Don't think of competing with the mafia boats, er casino boats, in Illinois either:
http://gamingmagazine.com/managearticle.asp?C=840&A=13319

(in fairness, past Illinois Republicans such as pussy Gov. Ryan, were not much better on gun issues. For a time Il poliitics was dominated by Republicans, but still no concealed carry in this state)

|1.28.05 @ 11:53AM|

What's the difference between this and using thermal imaging / sonar or any comparable surviellance device to search a suspects premises from a distance ? Apparently, the implicit reasoning behind this decision is that the dog can't help having a "built-in" radar sense & doesn't possess volition. Whereas using a ray-gun signals intention to search and seize. I mean, its not like the dog had a court order to smell anything.
If that's so, then thank god the supremes are luddites.

|1.28.05 @ 12:02PM|

SM:
That's not the logic of the decision. Thermal imaging has been ruled an impermissible (without a warrant) "search" not because it's higher tech, but because it reveals ancillary private information. The argument is that the dog ONLY barks if it detects drugs, while someone scoping your house with thermal imaging can also watch you (or your thermal form) having sex, going about your daily business, etc.

|1.28.05 @ 12:48PM|

It seems the Court trusts a trained dog's nose more than a cop's eyes.

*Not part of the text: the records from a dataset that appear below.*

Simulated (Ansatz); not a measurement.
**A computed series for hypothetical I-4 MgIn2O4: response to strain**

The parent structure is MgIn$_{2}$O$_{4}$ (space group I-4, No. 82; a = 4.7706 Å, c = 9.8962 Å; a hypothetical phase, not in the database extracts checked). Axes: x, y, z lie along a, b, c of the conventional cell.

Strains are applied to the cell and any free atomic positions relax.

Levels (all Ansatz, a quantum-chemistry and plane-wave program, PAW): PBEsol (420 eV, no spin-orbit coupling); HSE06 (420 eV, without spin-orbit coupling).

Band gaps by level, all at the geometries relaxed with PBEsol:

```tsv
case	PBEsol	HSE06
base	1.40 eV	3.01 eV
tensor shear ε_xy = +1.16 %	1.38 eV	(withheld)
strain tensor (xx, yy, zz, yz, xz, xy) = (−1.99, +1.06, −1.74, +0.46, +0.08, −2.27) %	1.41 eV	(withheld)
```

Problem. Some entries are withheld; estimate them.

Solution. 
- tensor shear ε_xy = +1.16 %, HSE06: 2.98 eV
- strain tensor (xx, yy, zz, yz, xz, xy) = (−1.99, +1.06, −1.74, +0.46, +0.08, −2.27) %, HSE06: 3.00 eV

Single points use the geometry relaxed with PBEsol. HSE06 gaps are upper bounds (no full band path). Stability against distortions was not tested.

I didn't think I'd ever agree with them.

Larry A|1.28.05 @ 12:52PM|

Excuse me, Julian, but you used "logic" and "court decision" in the same sentence. Around here that's a misdemeanor.

Xmas|1.28.05 @ 1:27PM|

So then, is there a legal problem if I start spraying my car with these things:

http://www.aah-pets.com/pampering-outdoorfun-repellents.html

|1.28.05 @ 2:02PM|

Supreme Court/Burns - "Send in the hounds."

aix42|1.28.05 @ 2:44PM|

release the hounds!

|1.28.05 @ 3:12PM|

Oh no, the dog related comment spam has spead to the headlines!!!

|1.28.05 @ 3:25PM|

UFP:
I've been looking for kiddie porn snuff films on pirated dvds and an Ak-47. Can you help me out?

|1.28.05 @ 3:44PM|

Damn, thanks to the war on drugs, you can no longer trust "man's best friend." Is this the society we want for our children?

"No honey, don't play with the dog, he might turn on you at any moment!" ;)

|1.28.05 @ 4:22PM|

Julian,

My point was more about there being a subconscious anthropomorphism between the lines of the decision ie dog = god's creature, man + scanner = original sin etc, etc, etc. Or something like that.

But still, doesn't the courts logic make the decision even more scary ? Because -
1. Per Sullum's article, dogs do produce false positives.
2. What if someone creates a drugs/name-your-vice only scanner ? Not all that far-fetched, hook up the scanner to image processing & filtering software and viola !

|1.28.05 @ 5:10PM|

This is just a precedent for when they invent X-ray glasses.

|1.29.05 @ 2:10AM|

Not to belabour this, but the parallel between thermal imaging etc and dogs is an exact one. Krypto's olfactory receptors capture molecules from the trunk of suspects car; thermal sensors etc from "Orwell & Cheney, Inc" stop radiation emanating from your bedroom. So if the po-leeceman can find a natural born animal that has some sort of heat-sink behind its eyes, then the supremes should allow anything it sees as evidence.
OK, fellow reasonites, once the asians engineer these animals, we' re all done ...

|1.29.05 @ 2:51PM|

"Whatever the cause of a false alert, it exposes innocent people to the inconvenience and humiliation of drug searches they have done nothing to justify....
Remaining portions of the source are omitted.